For this lab, we will be using the same dataset we used in the previous labs. Load the cleaned categorical and numerical dataframes that you saved at the end of Monday's labs.
- Case Study
- Get data
- Cleaning/Wrangling/EDA
- Processing Data
- Modeling
- Validation
- Reporting
Concatenate Numerical and Categorical dataframes into one dataframe called data.
-
In this final lab, we will model our data. Import sklearn
train_test_split
and separate the data. -
Separate X_train and X_test into numerical and categorical (X_train_cat , X_train_num , X_test_cat , X_test_num)
-
Use X_train_num to fit scalers. Transform BOTH X_train_num and X_test_num.
-
Encode the categorical variables X_train_cat and X_test_cat (See the hint below for encoding categorical data!!!)
-
Since the model will only accept numerical data, check and make sure that every column is numerical, if some are not, change it using encoding.
You should deal with the categorical variables as shown below (for ordinal encoding, dummy code has been provided as well):
Encoder Type | Column |
---|---|
One hot | state |
Ordinal | coverage |
Ordinal | employmentstatus |
Ordinal | location code |
One hot | marital status |
One hot | policy type |
One hot | policy |
One hot | renew offercustomer_df |
One hot | sales channel |
One hot | vehicle class |
Ordinal | vehicle size |
data["coverage"] = data["coverage"].map({"Basic" : 0, "Extended" : 1, "Premium" : 2})

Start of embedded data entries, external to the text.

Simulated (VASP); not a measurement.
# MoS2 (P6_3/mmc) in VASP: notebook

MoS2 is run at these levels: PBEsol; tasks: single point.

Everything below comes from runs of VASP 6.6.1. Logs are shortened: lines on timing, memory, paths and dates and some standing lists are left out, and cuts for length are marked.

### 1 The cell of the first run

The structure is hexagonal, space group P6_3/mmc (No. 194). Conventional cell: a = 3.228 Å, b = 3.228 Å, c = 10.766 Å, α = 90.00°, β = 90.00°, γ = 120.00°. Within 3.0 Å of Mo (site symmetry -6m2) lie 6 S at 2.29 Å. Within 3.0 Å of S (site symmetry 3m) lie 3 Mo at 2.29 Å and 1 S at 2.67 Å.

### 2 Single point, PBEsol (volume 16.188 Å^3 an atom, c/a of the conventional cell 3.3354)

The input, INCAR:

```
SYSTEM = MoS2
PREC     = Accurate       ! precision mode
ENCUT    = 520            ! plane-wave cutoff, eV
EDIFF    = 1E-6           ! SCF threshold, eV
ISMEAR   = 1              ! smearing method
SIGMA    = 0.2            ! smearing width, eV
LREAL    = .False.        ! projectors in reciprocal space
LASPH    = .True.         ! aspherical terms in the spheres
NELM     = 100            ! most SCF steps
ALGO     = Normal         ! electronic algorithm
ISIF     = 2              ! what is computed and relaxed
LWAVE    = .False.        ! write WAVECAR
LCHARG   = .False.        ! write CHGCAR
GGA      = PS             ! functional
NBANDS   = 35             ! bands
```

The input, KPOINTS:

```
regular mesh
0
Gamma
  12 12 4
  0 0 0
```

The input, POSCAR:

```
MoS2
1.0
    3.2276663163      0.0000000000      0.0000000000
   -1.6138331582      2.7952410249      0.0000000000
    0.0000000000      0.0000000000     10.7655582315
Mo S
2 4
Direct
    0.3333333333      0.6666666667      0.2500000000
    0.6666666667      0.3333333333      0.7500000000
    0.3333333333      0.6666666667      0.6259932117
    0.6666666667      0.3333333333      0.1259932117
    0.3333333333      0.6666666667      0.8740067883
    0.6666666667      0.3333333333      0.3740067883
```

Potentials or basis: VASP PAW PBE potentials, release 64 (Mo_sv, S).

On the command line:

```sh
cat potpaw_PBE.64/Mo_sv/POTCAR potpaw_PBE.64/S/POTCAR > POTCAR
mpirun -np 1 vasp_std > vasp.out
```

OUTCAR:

given that column "coverage" in the dataframe "data" has three categories:
"basic", "extended", and "premium" and values are to be represented in the same order.
-
Try a simple linear regression with all the data to see whether we are getting good results.
-
Great! Now define a function that takes a list of models and train (and tests) them so we can try a lot of them without repeating code.
-
Use the function to check
LinearRegressor
andKNeighborsRegressor
. -
You can check also the
MLPRegressor
for this task! -
Check and discuss the results.